The political and the paranormal make uneasy bedfellows in Christopher Hampton's Imagining Argentina, based on Lawrence Thornton's award-winning novel. The story's set during the 'dirty war' in 70s Buenos Aires, where the fascist military government is abducting those opposed to its rule. After
journalist Cecilia (Emma Thompson) is kidnapped for her dissident views, husband Carlos (Antonio Banderas) begins to have mysterious visions of the 'disappeared'. And that's where this well-intentioned but awkwardly executed film beings to unravel.
Scenes where Banderas' theatre director holds garden seances with the abductees' loved ones are hard to take seriously: it's as if we're watching a Derren Brown stunt rather than a drama drawn from real-life tragedy. But that's only the beginning of the film's foray into mysticism. Carlos' visions of his wife are more cryptic than others he receives, urging him on a countryside jaunt where he's guided by flamingos and owls. This kind of whimsy would be easier to swallow if it weren't so jarringly juxtaposed with graphic images of suffering: first we see Thompson raped and tortured, then
it's her teenage daughter Teresa's (Leticia Dolera) turn.
"JUST DOESN'T CUT IT"
Hampton's aim is to show that evil forces can break the body, but they can't cripple the imagination. It's a laudable theme, but never conveyed with the delicacy it deserves. It just doesn't cut it to have a bearded Banderas grimacing like he's Obi-Wan Kenobi sensing a disturbance in The Force, or to see him soulfully strumming a guitar, eyes heavenward.

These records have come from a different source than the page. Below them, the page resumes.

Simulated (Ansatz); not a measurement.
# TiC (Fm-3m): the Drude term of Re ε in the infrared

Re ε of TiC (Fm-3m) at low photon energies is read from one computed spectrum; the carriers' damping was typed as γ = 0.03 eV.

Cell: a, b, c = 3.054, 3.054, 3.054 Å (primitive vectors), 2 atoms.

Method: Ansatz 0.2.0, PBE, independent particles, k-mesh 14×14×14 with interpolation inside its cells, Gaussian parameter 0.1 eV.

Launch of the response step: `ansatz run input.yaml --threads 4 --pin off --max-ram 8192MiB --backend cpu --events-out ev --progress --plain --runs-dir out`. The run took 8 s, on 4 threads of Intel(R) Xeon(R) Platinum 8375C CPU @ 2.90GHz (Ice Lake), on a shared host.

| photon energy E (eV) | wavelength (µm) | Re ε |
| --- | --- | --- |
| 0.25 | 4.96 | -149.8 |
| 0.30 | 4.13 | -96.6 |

On top of all this, there's the hokey, hollow ring of a finale that strains to create uplift from a romantic reunion and a bout of symbolic bird-freeing. But then there's the closing caption, which tells us 30,000 Argentineans disappeared between 1976 and 1983. Unfortunately for Hampton, there's more impact in this single, sad fact than in any of the misguided magical realism that precedes it.